Skip to main content

Glassfish cluster + Remote instance fails to recover EJB timers

1 reply [Last post]
ameyc
Offline
Joined: 2013-01-24
Points: 0

Our setup is: Glassfish version 3.1.2.2 -

1. DAS and instance-1 running on the same machine, while instance-2 is running on another machine in the same network as config node.
2. We have set up transaction logging in a shared directory as per the Glassfish High Availability Guide: http://docs.oracle.com/cd/E18930_01/html/821-2416/gjjpy.html#gaxim
3. We are using unicast configuration for cluster communication since we have Network Load Balancer running in multicast mode in the network.
4. Our application (.ear containing multiple .war) has 2 persistent timers (since we need only one timer instance per timer at a time in the cluster).

When instance-1 (or instance-2) is shut down normally, the other instance recovers up the timers from the shut-down instance as expected. When instance-2 crashes or goes offline abnormally, instance-1 recovers its timers (again, as expected). But when instance-1 crashes, instance-2 does not seem to recover its timers as expected.

As far as I can see from the logs, instance-2 receives proper failover message for instance-1 and starts the recovery, but finishes it without recovering any transactions or timers for the failed instance.

Can anyone tell me what the problem can be? (Should I provide any more information?)

Reply viewing options

Select your preferred way to display the comments and click "Save settings" to activate your changes.
ameyc
Offline
Joined: 2013-01-24
Points: 0

After 2 weeks or so of work, we have finally found the problem.

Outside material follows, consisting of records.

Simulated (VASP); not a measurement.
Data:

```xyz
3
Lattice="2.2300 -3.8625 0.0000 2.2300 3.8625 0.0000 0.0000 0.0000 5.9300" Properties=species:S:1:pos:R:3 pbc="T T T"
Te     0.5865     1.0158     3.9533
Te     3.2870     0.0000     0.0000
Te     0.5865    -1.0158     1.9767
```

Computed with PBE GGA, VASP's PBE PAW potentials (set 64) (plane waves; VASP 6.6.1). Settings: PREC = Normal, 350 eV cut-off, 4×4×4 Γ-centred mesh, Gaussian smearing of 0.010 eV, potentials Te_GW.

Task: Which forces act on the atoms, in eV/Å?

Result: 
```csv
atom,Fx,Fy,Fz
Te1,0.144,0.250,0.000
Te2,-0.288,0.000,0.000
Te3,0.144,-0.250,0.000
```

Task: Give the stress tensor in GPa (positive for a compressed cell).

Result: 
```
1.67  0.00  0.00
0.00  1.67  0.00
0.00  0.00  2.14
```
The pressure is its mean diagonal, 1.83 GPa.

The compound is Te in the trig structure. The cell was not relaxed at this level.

It seems when an instance in a cluster goes down, the recovery instance checks if the instance is still up by trying to access the "node-host":"admin-node-port" of the downed instance. If you are using the standard created node on the DAS (as we were), the node-host is set to "localhost".

So, instance-2 was trying to see if instance-1 is down by trying to connect to "localhost", instead of "instance-1-ip" as it should have been. Since it could connect to localhost, the instance-1 was falsely marked as running and the recovery didn't go ahead.

We had to change the node-host for instance-1 node in domain config.xml to fix this, since the configuration of default localhost- cannot be changed through asadmin or admin console.